The means of lighting homes was primitive. The coal oil lamp had not been in use very long prior to 1870, but it had reached wide use. Distance to market and inadequate means of storing supplies often left a family out of coal oil and borrowing back and forth was prevalent. This was true of flour, salt, coffee and other foods. To bridge the gap between exhausted oil supply and the next time of going to town, there was an improved lamp called the grease lamp. It was made by pouring an ordinary pie pan almost full of melted lard, and then twisting a strip of cotton into a sort of wick 12 to 15 inches long and then coiling that wick into the grease in the pan, leaving one end of the wick stuck up a half inch or so about the edge of the pan. Light this end of the wick and from time to time “pull up the wick” and such a light would furnish fair illumination for some time. Housewives had to put up with the oily soot that such a light caused.

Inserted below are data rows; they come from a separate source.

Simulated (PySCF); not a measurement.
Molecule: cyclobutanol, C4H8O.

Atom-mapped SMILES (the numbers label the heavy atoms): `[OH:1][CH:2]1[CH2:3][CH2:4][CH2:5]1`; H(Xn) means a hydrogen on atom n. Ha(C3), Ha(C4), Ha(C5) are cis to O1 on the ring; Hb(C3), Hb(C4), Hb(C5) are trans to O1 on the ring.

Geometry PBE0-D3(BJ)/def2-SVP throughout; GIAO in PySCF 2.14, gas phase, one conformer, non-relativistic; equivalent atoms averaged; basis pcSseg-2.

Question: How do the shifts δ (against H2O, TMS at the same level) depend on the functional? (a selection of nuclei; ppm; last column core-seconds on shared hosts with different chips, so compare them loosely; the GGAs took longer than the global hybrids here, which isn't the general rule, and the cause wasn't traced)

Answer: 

As time went on, the more opulent farmer had a lantern to use about the stable when doing chores in early morning and late at night. The simple matter of matches might be mentioned. The grocer commonly gave to his customers a block of what was then called sulphur matches. The name was very apt for the following reasons: They were made in a solid block about two inches square and the other dimension was the length of a match. On one end of each match was free and could easily be separated from the others. On the other end they were all held together with the stuff called brimestone. To use a match one pulled it loose from the block and then rubbed, or struck, the brimestone end on some rough surface like rust from a stone or the like. Adepts at “striking” matches could ignite them by pulling them rapidly across the seat of their pants. It was when the friction ignited the brimestone and it fizzed for a moment or two, and then burst into flame, that a yellowish green color appeared and the sulphur gave off a gas that was quite offensive, especially to one with weak lungs. I expect from this came the common name of “sulphur match.” It was 10 or 15 years later that the “parlor match” came on the market, and the practice of free matches ceased.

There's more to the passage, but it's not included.